Hodgart & Co. v. United States

BARBER, Judge,

delivered the opinion of the court.

The merchandise involved here is known as “planit” packing and is used for engine packing and calking purposes. It is not designed to be melted, but to be put in .place by pounding. It was entered at the port of Chicago in October, 1909; was assessed for duty as a manufactured article wholly or in chief value of metal under the provisions of paragraph 199 of the tariff act of 1909, which reads as follows:

199. Articles or wares not specially provided for in this section, composed wholly or in part of iron, steel, lead, copper, nickel, pewter, zinc, gold, silver, platinum, aluminum, or other metal, and whether partly or wholly manufactured, forty-five per centum ad valorem.

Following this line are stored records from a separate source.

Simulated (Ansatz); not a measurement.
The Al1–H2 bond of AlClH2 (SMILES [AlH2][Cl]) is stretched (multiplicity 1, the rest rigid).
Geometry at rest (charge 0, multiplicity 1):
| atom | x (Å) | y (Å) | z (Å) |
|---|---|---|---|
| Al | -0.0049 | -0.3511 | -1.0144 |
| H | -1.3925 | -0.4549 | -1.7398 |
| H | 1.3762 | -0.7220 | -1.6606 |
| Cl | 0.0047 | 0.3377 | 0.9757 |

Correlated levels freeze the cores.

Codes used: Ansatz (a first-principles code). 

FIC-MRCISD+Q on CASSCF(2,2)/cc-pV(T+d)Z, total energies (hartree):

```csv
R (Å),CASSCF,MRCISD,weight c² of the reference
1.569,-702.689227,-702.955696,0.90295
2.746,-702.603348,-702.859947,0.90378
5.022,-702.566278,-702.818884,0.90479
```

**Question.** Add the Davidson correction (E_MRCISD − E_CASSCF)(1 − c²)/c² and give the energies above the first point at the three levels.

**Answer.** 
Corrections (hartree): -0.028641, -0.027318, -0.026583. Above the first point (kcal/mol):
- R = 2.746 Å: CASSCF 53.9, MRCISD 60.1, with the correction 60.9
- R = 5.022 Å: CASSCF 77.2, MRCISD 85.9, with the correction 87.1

The importers claimed the merchandise to be dutiable as waste under paragraph 479 of the same act, which is as follows:

479. Waste, not specially provided for in this section, ten per centum ad valorem.

The Board of General Appraisers overruled the protests.

The only evidence is a sample of the importation and the testimony of one witness on behalf of the importers. From the latter it appears that the importation is composed of tin parings and lead shavings, and that these shavings are obtained by the use of a lathe in the ordinary methods of turning bars of metal to shape and form. In what proprotion these tin parings and lead shavings are combined to constitute the merchandise before us the record does not show, nor does it appear therefrom how the same are united to form the “Planit” packing. .

We are unable to discover in the record evidence sufficient to justify the conclusion that the importation is waste.

*312While it is argued for the importers that the packing is composed of shavings of tin and-lead gathered up after they have been cut off by a sharp-edged instrument in the process of manufacturing other articles, which shavings, it is claimed, before being gathered up are waste, yet the record does not disclose clearly that such is the fact. The importers did not show how this “Planit” packing is made.

As a result of their combination, whatever it may be or however accomplished, these parings and shavings after being united have received a new commercial designation, namely, “Planit packing.”

So far as the evidence discloses it is just as reasonable to infer that these shavings were produced for the express purpose of manufacturing this engine packing as it is to infer that they are the waste products of some other manufacture, as claimed by the importers. The appearance of the sample of the importation before us is suggestive of the fact that it has been specially prepared and fitted for calking purposes and tends to negative the claim that it is waste.

We think, as did the board, that the evidence is insufficient to overcome the presumption of the correctness of the collector’s classification.